“But I fear, lest somehow, as the serpent deceived Eve by his craftiness, so your minds may be corrupted from the simplicity that is in Christ.” (2 Corinthians 11:3 NKJV).
You used to like email: no more postage! Immediate communication! Every time-saving technology we introduce, however, ends up demanding more time than we ever dreamed.
Humankind is good at many things. One of them is adding complexity to nearly everything. This can be good in many areas: we've got mouths to feed, after all. But one major area to war against complexity is our relationship with Jesus Christ.
Paul worried about the Corinthian church. He had shared the gospel in their city for a couple of years. He wanted to present them to Jesus like a bride ready for her groom. He feared, though, that the serpent who deceived Eve would also deceive them. He hated the idea of their minds being corrupted "from the simplicity that is in Christ."

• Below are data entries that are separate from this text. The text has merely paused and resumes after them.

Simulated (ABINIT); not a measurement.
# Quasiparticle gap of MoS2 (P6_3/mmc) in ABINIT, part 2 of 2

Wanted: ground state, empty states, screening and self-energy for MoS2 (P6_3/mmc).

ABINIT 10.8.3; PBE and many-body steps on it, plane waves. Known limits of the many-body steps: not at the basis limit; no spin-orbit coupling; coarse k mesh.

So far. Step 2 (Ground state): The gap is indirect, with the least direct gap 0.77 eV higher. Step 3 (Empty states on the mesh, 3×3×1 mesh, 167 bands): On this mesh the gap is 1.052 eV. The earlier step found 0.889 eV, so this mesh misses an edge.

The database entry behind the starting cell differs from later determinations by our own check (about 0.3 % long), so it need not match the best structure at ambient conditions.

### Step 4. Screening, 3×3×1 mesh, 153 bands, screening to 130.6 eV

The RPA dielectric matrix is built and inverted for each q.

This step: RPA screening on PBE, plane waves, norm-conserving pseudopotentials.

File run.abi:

From simplicity to complexity, that is the poisonous trend. The Corinthian church went there. And we still blindly run into this stupidity, for the folly of mucking up a simple and pure devotion to Christ with complex arguments and systems is a bane to us. Jesus says, "And man shall be joined to his wife and the two shall become one flesh." But then the complexors come and twist the words beyond recognition until, to their satisfaction, marriage is redefined into oblivion.
Jesus says, "I'm coming back." But then the complexors come and build camps who argue and fight and ridicule the others. Some of them even have a specific date for his return in mind. Jesus says, "Blessed are the poor in spirit." We love him for his simple and good teaching. But then the complexors come and tell us he doesn't really love the humble, nor the poor, and especially not the poor and humble.
Time and time again, the complexors suck the life out of our simple and pure walk with Christ. Look, it's not as if a relationship with Christ is incompatible with the complexities of life. It's not as if all biblical doctrines and study are straightforward and simple. No, God has given us minds and a big book to study. It's just that the Corinthians, like so many today, had drifted from the simplicity that is in Christ.
He loves humanity. He came for humanity. He lived for humanity. He died for humanity. He rose for humanity. His blood produced a new humanity. He lives to help his new humanity. He is coming again for his new humanity, the church.
Don't let the complexors plot and twist and do what they do, complicating your whole relationship with Christ until it's reduced to a debate on every subject under the sun.